HMS Hood

Admiral-class battlecruiser

HMS Hood

The Mighty Hood

Pennant No. 51
Service Particulars
Class
Admiral-class battlecruiser
Builder
John Brown & Company, Clydebank
Laid Down
1 September 1916
Commissioned
15 May 1920
Displacement
47,430 tons (full load)
Length
262 m (860 ft)
Armament
8 × 15-inch / 12 × 5.5-inch / AA battery
Lost
24 May 1941 — Denmark Strait

For twenty years she was the most photographed warship in the world. Laid down in the last year of the Great War and commissioned in 1920, HMS Hood was, at 47,000 tons, the largest warship afloat when she joined the fleet and remained so for the best part of two decades. She was the face of the Royal Navy to a generation — on recruiting posters, on cigarette cards, on the flagship bunting of every imperial cruise.

She was also, her officers quietly knew, a battlecruiser. Her builders had added armour during construction after the loss of three battlecruisers at Jutland, but she retained a magazine arrangement that her critics considered unmodernised. A full reconstruction, scheduled for 1941, was overtaken by the war.

“She was such a majestic sight; we called her the Mighty Hood. I was sure that no ship could ever sink her.”

— Ted Briggs, one of three survivors

The Denmark Strait

On 24 May 1941, in company with the new battleship HMS Prince of Wales, Hood intercepted the German battleship Bismarck and the heavy cruiser Prinz Eugen at the edge of the pack ice west of Iceland. The action lasted not more than nine minutes. At approximately 0600, the fifth salvo from Bismarck struck Hood near her after magazines. A column of flame, witnesses said, rose higher than her masts. When it fell, the ship was gone.
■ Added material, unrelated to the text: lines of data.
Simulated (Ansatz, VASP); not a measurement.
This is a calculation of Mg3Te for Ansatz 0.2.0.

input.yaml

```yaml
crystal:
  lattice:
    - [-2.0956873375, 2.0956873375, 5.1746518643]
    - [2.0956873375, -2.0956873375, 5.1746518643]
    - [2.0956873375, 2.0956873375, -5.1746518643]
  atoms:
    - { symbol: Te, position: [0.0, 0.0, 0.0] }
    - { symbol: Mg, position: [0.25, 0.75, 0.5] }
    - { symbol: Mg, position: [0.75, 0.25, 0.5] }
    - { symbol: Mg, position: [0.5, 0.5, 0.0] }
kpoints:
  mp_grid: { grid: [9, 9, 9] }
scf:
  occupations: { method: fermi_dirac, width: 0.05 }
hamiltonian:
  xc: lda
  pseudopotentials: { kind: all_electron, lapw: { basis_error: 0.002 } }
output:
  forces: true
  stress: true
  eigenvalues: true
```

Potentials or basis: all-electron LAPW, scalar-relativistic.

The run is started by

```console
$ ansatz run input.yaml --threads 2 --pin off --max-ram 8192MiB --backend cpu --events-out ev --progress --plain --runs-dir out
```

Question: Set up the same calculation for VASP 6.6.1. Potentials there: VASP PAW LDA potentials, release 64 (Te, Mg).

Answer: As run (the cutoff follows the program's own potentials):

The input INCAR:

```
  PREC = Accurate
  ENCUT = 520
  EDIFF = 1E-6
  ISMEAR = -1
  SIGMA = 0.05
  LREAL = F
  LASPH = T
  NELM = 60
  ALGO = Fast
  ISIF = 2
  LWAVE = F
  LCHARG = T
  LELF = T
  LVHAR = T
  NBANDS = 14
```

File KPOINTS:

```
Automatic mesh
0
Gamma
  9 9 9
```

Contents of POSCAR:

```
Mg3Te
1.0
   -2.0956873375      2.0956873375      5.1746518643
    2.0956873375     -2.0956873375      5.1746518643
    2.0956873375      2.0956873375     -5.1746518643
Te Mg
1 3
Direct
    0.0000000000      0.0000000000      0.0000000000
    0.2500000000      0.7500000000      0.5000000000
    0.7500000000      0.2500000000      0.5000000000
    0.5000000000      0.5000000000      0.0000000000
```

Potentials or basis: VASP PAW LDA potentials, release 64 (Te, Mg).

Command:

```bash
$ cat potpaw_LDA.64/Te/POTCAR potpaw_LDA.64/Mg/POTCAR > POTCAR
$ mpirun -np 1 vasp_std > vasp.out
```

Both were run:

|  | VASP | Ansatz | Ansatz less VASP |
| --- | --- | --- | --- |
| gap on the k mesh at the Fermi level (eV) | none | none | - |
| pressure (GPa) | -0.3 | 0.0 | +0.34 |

Of her 1,418 crew, three men survived. Ted Briggs, Bob Tilburn, and Bill Dundas were picked up by HMS Electra after three hours in the North Atlantic. The shock to the Royal Navy, and to Britain, was such that Churchill ordered the fleet to sink the Bismarck at any cost. Eight days later — chiefly by the torpedoes of Swordfish from HMS Ark Royal and the 16-inch guns of HMS Rodney — they did.

The Wreck

The wreck of Hood was located by an expedition led by David Mearns in 2001, in three main sections at a depth of 2,800 metres. Britain designated the site as a protected war grave under the Protection of Military Remains Act. The ship's bell was recovered in 2015 with the permission of the families and is now displayed at the National Museum of the Royal Navy in Portsmouth, where it is rung each day at colours.

HMS Hood archival photograph
Royal Navy / Wikimedia Commons
In Remembrance

Of her crew of 1,418, three were saved. The names of the remaining 1,415 officers and men are recorded on the Portsmouth, Plymouth and Chatham Naval Memorials. HMS Hood is remembered each year on the anniversary of her loss by the HMS Hood Association.